PSNH Presents on 9/6: Jennifer Freed on Writing Through Family Crisis
Date/Time
Date(s) - September 6, 2022
7:00 pm - 8:30 pm
Categories
When caught in a swirl of family needs and sorrows, writing may be the thing that holds you steady. But how do you write about people you love – how to balance anger and empathy, frustration and moments of grace? How do you decide whether to share what you’ve written, or to keep it private? These and other questions (point of view, narrative arc) will be on open for discussion when Jennifer L Freed reads poems from her recent collection When Light Shifts, which explores the aftermath of her mother’s cerebral hemorrhage, touching on themes of identity and ability, healing and loss, and the altered relationships that emerge in a family crisis. The cover art for the book was made by her pre-stroke mother.

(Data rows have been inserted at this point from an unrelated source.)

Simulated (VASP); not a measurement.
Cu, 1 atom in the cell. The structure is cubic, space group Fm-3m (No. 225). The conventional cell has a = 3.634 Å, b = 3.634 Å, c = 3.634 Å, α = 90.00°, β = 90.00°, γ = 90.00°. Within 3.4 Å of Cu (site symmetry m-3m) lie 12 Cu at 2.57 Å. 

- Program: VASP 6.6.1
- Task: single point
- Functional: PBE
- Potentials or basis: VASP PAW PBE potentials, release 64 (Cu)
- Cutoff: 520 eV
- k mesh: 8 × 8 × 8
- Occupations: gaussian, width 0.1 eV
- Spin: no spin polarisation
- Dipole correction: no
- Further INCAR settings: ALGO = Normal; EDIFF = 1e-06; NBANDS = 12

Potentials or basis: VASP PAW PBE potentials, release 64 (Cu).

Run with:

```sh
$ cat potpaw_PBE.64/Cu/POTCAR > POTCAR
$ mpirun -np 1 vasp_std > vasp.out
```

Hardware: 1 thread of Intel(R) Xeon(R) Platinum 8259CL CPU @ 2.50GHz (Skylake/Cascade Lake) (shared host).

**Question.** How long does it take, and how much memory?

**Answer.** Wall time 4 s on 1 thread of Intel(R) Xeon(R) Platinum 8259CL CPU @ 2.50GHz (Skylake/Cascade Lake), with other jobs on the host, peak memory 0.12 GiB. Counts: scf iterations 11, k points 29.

To participate contact events@psnh.org
Bio for Jennifer Freed: Writer and teacher Jennifer Freed is the author of When Light Shifts: A Memoir-in-Poems, a 2022 finalist for the Sheila Margaret Motton Book prize, and of the chapbook These Hands Still Holding, a finalist for the 2013 New Women’s Voices Chapbook competition. She lives in Massachusetts where she teaches adult writing programs and where she raised two college-age daughters. In what feels like another life, she taught English to college students in China about a year before the demonstrations in Tiananmen Square, and to professionals in the Czech Republic about a year after the fall of the Berlin wall, before returning to the Boston area to work in ESL and curriculum development.